I am SO so SO glad that after I hurled the oatmeal I was hoping would settle my stomach, into my workspace trash can, I told them that I was going home ASAP.
Dennis was sweet enough to take the day offa school (one class) to bring me the keys, at first, but then came home with me to care for me, and bought me water, ginger ale and juice...
The ENTIRE way home from work, I was in agony. Pure and simple.
It just kept getting worse and worse feeling, as we were on the bus line home after getting to Berkeley, I was streaming tears and cursing under my breath any hold up with getting me home.
It felt like the worst cramps I've ever had, times ten, and sporatically attacking reigons of my tummy.
Unbearable.
When I got off the bus, Dennis gave me the keys and said he'd meet me at home after picking up my drinks. Almost immediately out of his presence I started a super vomitty walk of shame the three blocks it took to get home. My knees felt like buckling and I was gasping desperately for breath inbetween heaves... Misery.
Once I got home, it REALLY took off. Vomiting and pain so intense that I was cursing to God, Lord, Jesus, begging for mercy. Coming from an Atheist, this only happens in severe moments of fright or sheer unmanagable pain.
Dennis had to listen to this, unrelenting, from 12 to 4.

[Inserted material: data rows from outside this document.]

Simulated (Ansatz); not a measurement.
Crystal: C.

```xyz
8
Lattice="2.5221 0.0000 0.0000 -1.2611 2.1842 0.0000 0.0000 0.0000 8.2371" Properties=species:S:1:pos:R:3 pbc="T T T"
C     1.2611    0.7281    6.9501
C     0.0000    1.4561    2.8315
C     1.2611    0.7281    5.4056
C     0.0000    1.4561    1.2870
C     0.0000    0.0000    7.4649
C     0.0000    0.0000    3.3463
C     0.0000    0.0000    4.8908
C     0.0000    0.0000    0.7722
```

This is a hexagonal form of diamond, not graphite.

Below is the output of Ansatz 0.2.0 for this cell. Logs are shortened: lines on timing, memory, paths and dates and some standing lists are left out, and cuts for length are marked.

I am just so so so relieved that even though I didn't feel "miserable" at the time, that I chose to leave despite any suspicions or scrutiny from management, because... otherwise?
I would have been puking into one trash, shitting in another and crumpled in cursey, INSANE quantities of pain.
I imagine, if I waited for it to get bad before I left, I may have murdered innocent people on the way home...
Right now, I just awoke from a nap and feel a lot better than before.
Anywho kids, the point is: BE FUCKING WARES, THERE IS LIKE A 24 HR *DEATHBUG* GOING AROUND.